Wasserstein

class synthyverse.evaluation.fidelity.Wasserstein(discrete_features=None, blur=0.001, scaling=0.5, debias=True, backend='online')

Bases: object

Registry name: wasserstein

Multivariate Wasserstein distance between real and synthetic samples.

Sinkhorn approximation of the Wasserstein-1 distance using a Gower-like cost function.

Parameters:
  • discrete_features (list) – List of discrete/categorical feature names. Default: [].

  • blur (float) – Entropic regularization scale passed to GeomLoss SamplesLoss. Smaller values are closer to exact optimal transport but can be slower or less stable. Default: 0.001.

  • scaling (float) – GeomLoss epsilon-scaling ratio. Default: 0.5.

  • debias (bool) – Whether to use the debiased Sinkhorn divergence form, which returns zero for identical empirical distributions. Default: True.

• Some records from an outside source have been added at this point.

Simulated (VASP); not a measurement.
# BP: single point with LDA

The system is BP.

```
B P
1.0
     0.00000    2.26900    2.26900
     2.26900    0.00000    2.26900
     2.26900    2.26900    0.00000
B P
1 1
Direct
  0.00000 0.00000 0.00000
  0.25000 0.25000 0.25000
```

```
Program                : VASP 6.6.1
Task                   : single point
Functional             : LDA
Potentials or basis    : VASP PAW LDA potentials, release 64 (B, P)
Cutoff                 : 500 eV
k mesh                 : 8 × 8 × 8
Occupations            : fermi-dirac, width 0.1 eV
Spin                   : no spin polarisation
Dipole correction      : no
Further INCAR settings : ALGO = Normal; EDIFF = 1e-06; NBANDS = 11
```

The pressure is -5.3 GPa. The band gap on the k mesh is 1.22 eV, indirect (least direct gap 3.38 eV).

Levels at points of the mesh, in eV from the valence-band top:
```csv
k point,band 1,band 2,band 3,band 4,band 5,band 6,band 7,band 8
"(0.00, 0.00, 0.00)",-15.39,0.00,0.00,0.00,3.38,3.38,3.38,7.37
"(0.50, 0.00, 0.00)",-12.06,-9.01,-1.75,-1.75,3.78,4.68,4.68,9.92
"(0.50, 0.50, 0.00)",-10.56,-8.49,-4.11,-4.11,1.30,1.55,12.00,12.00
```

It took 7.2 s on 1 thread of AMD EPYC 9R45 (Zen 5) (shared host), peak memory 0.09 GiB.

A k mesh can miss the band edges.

  • backend (str) – GeomLoss backend. The default “online” backend streams pairwise costs through KeOps and avoids materializing the full sample-by-sample cost matrix. Use “tensorized” only for small datasets or debugging. Default: “online”.

Example

>>> import pandas as pd
>>> from synthyverse.evaluation import Wasserstein
>>>
>>> metric = Wasserstein(discrete_features=["category_col"])
>>> results = metric.evaluate(X_train, X_syn)
evaluate(X_train, X_syn)

Evaluate synthetic data using multivariate Wasserstein distance.

Parameters:
  • X_train (DataFrame) – Real training data as a pandas DataFrame.

  • X_syn (DataFrame) – Synthetic data as a pandas DataFrame.

Returns:

Dictionary with key:
  • ”wasserstein.w1”: Wasserstein-1 distance with L1 ground cost

Return type:

dict